Heat conditions fuel Bay Area grassfires

OAKLAND, Calif.

If you take a drive through the Bay Area you'll see plenty of parched hillsides and dried out weeds. The dry weeds are what have fueled many of the spot fires that occurred this weekend.

The latest wildfire happened Monday morning. Fire teams quickly scrambled to contain a blaze that burned three acres on the north face of San Bruno Mountain.

"Cal Fire had a hand crew working on the other side of town on some vegetation removal, so that certainly helped the process in getting some resources over here," said Matt Lucett from the North County Fire Authority.

This weekend alone, we've seen several fires including one in the Oakland Hills on Friday that moved quickly because of dried out vegetation and strong winds. However, in certain situations one Berkeley researcher says clearing and burning more mountain fuels could actually help.

"I'm convinced that if we don't have more or fire surrogates on the ground, in a place called California with a Mediterranean summers, inevitably we're going to have the fires that we'll always be chasing," said Scott Stephens, Ph.D., from UC Berkeley.

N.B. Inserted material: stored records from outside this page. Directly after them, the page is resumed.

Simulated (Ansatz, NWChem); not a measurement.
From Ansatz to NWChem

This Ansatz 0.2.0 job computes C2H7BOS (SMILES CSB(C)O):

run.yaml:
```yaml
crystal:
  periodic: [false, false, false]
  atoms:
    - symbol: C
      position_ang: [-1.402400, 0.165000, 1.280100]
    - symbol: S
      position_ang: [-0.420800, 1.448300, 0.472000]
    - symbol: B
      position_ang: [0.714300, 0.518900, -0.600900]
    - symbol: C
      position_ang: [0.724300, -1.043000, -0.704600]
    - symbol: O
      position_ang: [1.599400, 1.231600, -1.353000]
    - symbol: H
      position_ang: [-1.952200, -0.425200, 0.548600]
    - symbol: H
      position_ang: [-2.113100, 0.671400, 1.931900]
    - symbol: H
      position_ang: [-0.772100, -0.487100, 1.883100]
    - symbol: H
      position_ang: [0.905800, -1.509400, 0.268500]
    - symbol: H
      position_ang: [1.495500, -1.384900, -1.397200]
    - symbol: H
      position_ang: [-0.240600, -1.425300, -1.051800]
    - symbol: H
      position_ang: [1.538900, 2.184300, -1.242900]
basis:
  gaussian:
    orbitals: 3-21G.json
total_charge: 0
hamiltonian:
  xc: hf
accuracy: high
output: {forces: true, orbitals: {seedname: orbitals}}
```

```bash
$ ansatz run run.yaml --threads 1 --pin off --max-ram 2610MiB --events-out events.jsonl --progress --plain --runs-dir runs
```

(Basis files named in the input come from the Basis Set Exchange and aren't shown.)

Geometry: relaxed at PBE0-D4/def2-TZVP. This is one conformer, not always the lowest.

According to his findings, more prescribed burns across the state would help clear out dried ground level vegetation, which could starve future fires from getting dangerously out of hand.

"Trying to do fuels treatments at larger scale in California is really important. So we can do the mechanical thinning, we can do the burnings, we can do the combinations thereof," said Stephens.

The bench march wildfire disaster in the Bay Area was the Oakland Hills blaze of 1991, when thousands of homes were damaged or destroyed and 25 people died. Since then new strategies have been adopted, including repeated warnings for residents about fire dangers in hot, windy and dry conditions. Those strategies have helped, despite what seems like a recent outburst.

"Today, even though we think big fires are running everywhere, turns out, when you compare it to historical numbers, man is it small," said Stephens.

A lot of the mitigation strategies Stephens mentioned have been adopted by some of the mountain communities in the Bay Area, including the Oakland Hills. In fact, Oakland firefighters grade residents every single year and tell them what they should clear our around their homes to make sure that they are safe.

And just to be clear, Stephens recommends prescribed burns only for remote areas. He's not recommending that they take place in heavily populated areas.